Letter sent to Lower House of Parliament summarizing internet consultation and setting out follow-up process to strengthen combating of dividend stripping
In practice, large amounts in dividend tax are avoided via various forms of dividend stripping, which the Dutch tax authorities cannot properly combat with the legal instruments currently available to it. The government wants to prevent this improper use without unnecessarily affecting normal stock exchange trading. In order to decide on a measure that will do the most justice to these wishes, interested parties were consulted. The internet consultation, entitled ‘Options for strengthening measures to prevent dividend stripping’ was launched on December 15, 2021 and closed on January 26, 2022. In our memorandum of December 15, 2021 we discussed this internet consultation and the six potential solutions outlined therein. On July 15, 2022 Deputy Minister of Finance Marnix van Rij sent a letter to the Lower House of Parliament in which he briefly summarized the internet consultation and outlined the government’s assessment of it and the follow-up process.

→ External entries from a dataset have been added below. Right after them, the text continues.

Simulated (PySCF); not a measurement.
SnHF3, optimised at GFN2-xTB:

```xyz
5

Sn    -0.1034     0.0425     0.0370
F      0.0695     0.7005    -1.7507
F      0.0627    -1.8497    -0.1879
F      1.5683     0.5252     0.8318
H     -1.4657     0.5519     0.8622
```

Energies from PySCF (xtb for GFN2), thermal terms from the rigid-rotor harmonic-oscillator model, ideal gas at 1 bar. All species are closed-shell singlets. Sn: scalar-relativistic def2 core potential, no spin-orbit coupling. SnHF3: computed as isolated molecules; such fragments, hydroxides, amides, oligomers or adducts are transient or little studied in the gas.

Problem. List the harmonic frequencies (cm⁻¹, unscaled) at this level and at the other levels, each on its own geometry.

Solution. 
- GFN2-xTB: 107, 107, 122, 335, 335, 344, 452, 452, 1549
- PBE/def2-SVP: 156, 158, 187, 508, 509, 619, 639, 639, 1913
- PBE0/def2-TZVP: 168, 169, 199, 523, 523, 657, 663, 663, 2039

Summary of internet consultation
The following six potential solutions were presented in the consultation document:
A. making the legal ownership of and a beneficial interest in the shares mandatory for dividend tax to be reduced, credited or refunded;
B. introducing a holding period;
C. introducing a net return/tax base approach for the crediting or refunding of dividend tax;
D. documentation obligations;
E. codification of the record date;
F. expanding the scope to cover associated entities.
With regard to options A, B, C and F, the responses to the internet consultation were generally critical and cautious. The main criticism was that these options are to a greater or lesser extent overkill, i.e. that even in bona fide situations there would no longer be an entitlement to a reduction, credit or refund of dividend tax. Most of the responses recognized that the main challenge for the Dutch Tax and Customs Administration lies in the division of the burden of proof and the collection of the required information and not in the legal substance of the legislation. There is therefore in general support for the introduction of additional measures to improve the information and evidence base, and thus especially for options D and E.
The government’s assessment
The government firstly noted that the European Commission is currently busy with an initiative to improve withholding tax procedures for non-resident investors. The initiative is aimed at providing Member States with information to prevent tax abuse in the area of withholding taxes, while at the same time enabling requests for the refund or reduction of excess taxes withheld at source to be processed quickly and efficiently. The European Commission has announced that it will present a proposal either at the end of 2022 or the beginning of 2023.
The government will also take one or more measures to strength how dividend stripping is combated. For the government, proportionality is central to any decision to opt for new measures, so that only abuse situations and not bona fide cases will be affected. The government currently sees opportunities in a combination of one or more additional measures based on options D and E. As such, the government is examining measures that focus on improving the information and evidentiary backlog at the Dutch Tax and Customs Administration, including changing the current division of the burden of proof. As an example, measures are also mentioned that would ensure that both domestic and foreign beneficiaries to the income have to provide a number of additional statements and/or information (either in the tax return or in the refund request) to substantiate their position as beneficial owner to the relevant dividend income. An efficiency threshold for the amount of income is being considered.
In the coming period, the government will also be examining whether it is possible to develop a robust, proportional and easily implementable measure on the basis of options C and F.
Finally, the government has received indications that specific situations of dividend stripping involving pension funds are being seen in practice. The government will therefore examine whether and how an additional measure to combat this can be taken that exclusively focuses on pension funds involved with dividend stripping (an accompanying measure to option C).
Follow-up
All this will be examined in the coming period and consideration will be given to how the measures can be further elaborated on in a bill. Partly in light of the wish of the Lower House of Parliament to spread legislation throughout the year and given the complexity of combating dividend stripping, the measures to strengthen how dividend stripping is combated will not be able to be implemented until January 1, 2024. After the measures have been implemented, the government will monitor their effectiveness. Depending on the outcome of this or indications received in practice, the government will consider whether further additional measures are necessary to combat dividend stripping.